Spring Preview - Tight Ends

With Washington’s Spring Football campaign nearly upon us, it’s time to look at each position group to see what they’ve done in the off-season. The tight end room is well-stocked in terms of experience, depth, and class balance. What Washington hasn’t had at the position since Austin Seferian-Jenkins is a dominant pass-catcher. Will one emerge this spring?

With Joshua Perkins accounting for more than double the catches than the rest of the returning tight ends group, it’s clear 2015 should be all about spreading the wealth and allowing some of the more talented receivers on the roster to do their thing and supplement a receiving corps that won’t get a needed shot in the arm until the fall.

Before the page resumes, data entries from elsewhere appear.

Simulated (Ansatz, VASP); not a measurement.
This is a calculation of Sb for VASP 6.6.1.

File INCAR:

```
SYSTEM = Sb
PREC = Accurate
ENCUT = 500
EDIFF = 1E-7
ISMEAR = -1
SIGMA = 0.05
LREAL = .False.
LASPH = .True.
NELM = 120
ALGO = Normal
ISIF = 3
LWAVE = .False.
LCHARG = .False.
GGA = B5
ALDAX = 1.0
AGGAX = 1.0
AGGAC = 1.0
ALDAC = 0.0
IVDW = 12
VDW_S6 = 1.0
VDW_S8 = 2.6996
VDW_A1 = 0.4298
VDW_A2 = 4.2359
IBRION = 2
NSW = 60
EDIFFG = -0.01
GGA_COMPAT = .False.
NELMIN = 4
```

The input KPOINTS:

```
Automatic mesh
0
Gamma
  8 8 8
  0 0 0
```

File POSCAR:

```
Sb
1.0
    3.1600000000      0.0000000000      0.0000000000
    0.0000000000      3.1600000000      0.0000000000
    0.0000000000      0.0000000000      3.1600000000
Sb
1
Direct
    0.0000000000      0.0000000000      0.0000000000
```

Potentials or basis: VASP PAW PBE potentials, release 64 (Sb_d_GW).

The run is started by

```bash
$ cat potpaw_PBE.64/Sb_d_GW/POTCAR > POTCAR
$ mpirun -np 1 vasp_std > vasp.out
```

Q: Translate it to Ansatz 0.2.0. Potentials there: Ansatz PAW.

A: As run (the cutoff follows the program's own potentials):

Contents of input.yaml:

A lot of that potential will have to be realized by the quarterbacks, who need to step up in Cyler Miles’ absence. If they do that, I don’t think there’s any reason why the tight end group can’t be an effective, efficient, and productive corps.

Here’s the position group heading into spring:
Josh Perkins (6-4, 226) (RS Sr.)
Darrell Daniels (6-4, 230) (Jr.)
David Ajamu (6-5, 251) (RS So.)
Drew Sample (6-4, 249) (RS Fr.)

The Incumbent: Perkins is the senior of the room, and one of the main guys Miles counted on down the field. With Miles gone for at least spring football, it’ll be up to Perkins to lead the way and provide stability - both in the run and pass game.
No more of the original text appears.